After 14 years in radio news, I left at age 35 to go into print media. Knowing how to "write short" was a benefit I was able to use in the particular print (and now online, too) medium I went to. That was seven years ago.
Guess what? Pay is better, I get all (instead of some) major holidays off, and my benefits improved. But the emphasis is on better and improved - which doesn't mean the same as fantasitc.
I made the jump while I was still employed. I notice you say you just lost a job. That may make your situation more urgent.
If you can afford to collect unemployment for a little while, aim for something with a decent bump up in salary. Unfortunately, there are companies out there that will look at a radio resume and say to themselves, hmm, we may be able to get this person cheaply. And that may be what they try to do ... give you only a 5-10% increase over what you were making in radio. Try to hold out for more. You have transferable experience to other careers. Don't let anyone tell you that you lack experience.
I miss radio, but I remind myself that, like many other things in life, there have been trade-offs. I left my first career love, but I got a better schedule, and slightly better pay and slightly better benefits. And I like the work I'm doing now. Not sure I can say I love it.
Good luck to you. There is life after radio.
 
Well, I guess I'll start this. All together, I put about 14 years on the radio airwaves over a period of about 18 years. Twice I found myself out of a job. In those interims, I tried life insurance sales, long-distance trucking and managing fast food. I always seemed to find myself back on the air.

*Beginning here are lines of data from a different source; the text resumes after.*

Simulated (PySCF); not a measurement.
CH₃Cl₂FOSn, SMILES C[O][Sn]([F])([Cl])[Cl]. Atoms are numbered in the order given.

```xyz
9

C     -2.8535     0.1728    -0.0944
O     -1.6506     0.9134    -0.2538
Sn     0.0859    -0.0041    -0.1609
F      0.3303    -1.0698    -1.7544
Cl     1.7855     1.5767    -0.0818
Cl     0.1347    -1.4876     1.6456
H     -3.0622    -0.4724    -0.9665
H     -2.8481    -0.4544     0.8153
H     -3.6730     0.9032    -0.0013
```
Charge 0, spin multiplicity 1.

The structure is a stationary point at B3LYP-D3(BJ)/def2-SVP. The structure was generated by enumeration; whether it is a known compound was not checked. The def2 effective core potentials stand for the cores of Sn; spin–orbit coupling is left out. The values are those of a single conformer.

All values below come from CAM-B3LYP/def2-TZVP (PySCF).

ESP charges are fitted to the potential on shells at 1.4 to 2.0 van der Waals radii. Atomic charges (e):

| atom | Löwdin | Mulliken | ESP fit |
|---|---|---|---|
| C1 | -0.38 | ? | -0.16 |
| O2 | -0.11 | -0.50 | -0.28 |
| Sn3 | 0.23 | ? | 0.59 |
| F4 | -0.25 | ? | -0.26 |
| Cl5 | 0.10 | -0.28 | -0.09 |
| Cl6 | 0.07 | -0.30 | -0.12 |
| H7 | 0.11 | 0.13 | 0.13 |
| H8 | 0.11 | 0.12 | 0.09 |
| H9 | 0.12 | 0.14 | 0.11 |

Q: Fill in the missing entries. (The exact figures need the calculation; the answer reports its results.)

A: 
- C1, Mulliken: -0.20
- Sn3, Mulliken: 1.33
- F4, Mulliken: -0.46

Then I felt the call to the Ministry, and the opportunity to go back to school to re-educate myself for it. One of my part-time jobs while schooling was as a TV Master Control operator...all the technical acuity of radio, without the showbiz.

I was a church pastor...fulltime for six years, then part-time for another two. Then my wife had a serious injury that has required much time for her recovery. Things were difficult, and the powers-that-be made the strong recommendation that I give up the Ministry while she recovered. Reluctantly, I complied, against the desires of my heart.

Needing a way to support the both of us while she was in residential rehab, I began looking at things I knew how to do outside of Ministry. I spent six months delivering school buses from a manufacturer in North Carolina to destinations from Texas to California...good money, but it put me WAAAAY too far from my wife for too long at a time.

On a lark, I stopped by the local LPTV station, then known as WXIV, and met the owner. Several days later, he called me and said he needed a Master Control operator to work about 50 hours a week. The $$$ about equalled what I was making in my best days in radio, so I took the job.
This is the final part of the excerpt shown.